Before TANG, SCHROEDER and BEEZER, Circuit Judges.


MEMORANDUM* 

Kim L. Owens is a California state prisoner. Owens petitioned for a writ of habeas corpus alleging that incriminating statements he made to a fellow inmate, later used by the state to convict him of robbery and assault, were obtained in violation of his Sixth Amendment right to counsel and Miranda v. Arizona, 384 U.S. 436 (1966). The district court dismissed the petition and Owens appeals. We have jurisdiction pursuant to 28 U.S.C. § 1291 and we affirm.

* We review de novo the district court's dismissal of a habeas corpus petition. Chatman v. Marquez, 754 F.2d 1531, 1533-34 (9th Cir.), cert. denied, 474 U.S. 841 (1985). We apply a clearly erroneous standard in reviewing findings of fact. Carter v. McCarthy, 806 F.2d 1373, 1375 (9th Cir. 1986), cert. denied, 484 U.S. 870 (1987).

II

On April 20, 1986, Gary Moorhead, an inmate at the California Men's Colony ("CMC"), was assaulted in his cell and robbed by two masked fellow inmates. In the assault, Moorhead suffered a seven-inch head wound which required fifty-six sutures.

Approximately five minutes after the assault, a correctional officer stopped Owens, also an inmate at the CMC, who was carrying items taken from Moorhead's cell during the robbery. At that time, Owens was read his Miranda rights and placed in administrative segregation.

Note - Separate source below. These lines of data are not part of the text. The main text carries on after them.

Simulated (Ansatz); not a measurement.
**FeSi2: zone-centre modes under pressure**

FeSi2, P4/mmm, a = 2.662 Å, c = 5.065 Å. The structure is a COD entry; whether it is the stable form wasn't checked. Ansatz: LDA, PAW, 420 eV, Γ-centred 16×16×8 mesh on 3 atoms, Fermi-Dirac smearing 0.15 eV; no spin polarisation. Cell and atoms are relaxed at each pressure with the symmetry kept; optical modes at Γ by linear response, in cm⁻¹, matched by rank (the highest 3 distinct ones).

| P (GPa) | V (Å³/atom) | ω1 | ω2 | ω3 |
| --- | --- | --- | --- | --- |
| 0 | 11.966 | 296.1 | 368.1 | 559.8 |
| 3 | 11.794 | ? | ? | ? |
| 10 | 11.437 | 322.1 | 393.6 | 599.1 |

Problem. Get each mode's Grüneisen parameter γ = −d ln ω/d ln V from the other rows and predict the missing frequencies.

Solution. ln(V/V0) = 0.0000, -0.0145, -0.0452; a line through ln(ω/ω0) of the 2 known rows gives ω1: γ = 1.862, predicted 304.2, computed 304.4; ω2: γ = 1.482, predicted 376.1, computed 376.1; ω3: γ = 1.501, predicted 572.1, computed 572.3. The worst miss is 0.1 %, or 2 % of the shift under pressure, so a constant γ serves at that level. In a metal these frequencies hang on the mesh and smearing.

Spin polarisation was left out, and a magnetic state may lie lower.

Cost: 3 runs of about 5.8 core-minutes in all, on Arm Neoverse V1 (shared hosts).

On May 5, 1986, a request for prosecution was sent from CMC to the local district attorney. The district attorney refused to prosecute Owens, stating that there was insufficient evidence to bring charges for the robbery and assault.

During the investigation of Owens, inmate Dale Armand Anderson informed Lt. Richard Bellman, an officer at the CMC, that he was communicating with Owens through a vertical plumbing shaft in the prison. On August 7, 1986, after the district attorney refused to prosecute, but while Owens was still in administrative segregation, Lt. Bellman and Sgt. John Schmidt arranged to have Anderson elicit information from Owens about the robbery and assault. Sgt. Schmidt listened to the conversation with the aid of an electronic eavesdropping device placed in the plumbing shaft.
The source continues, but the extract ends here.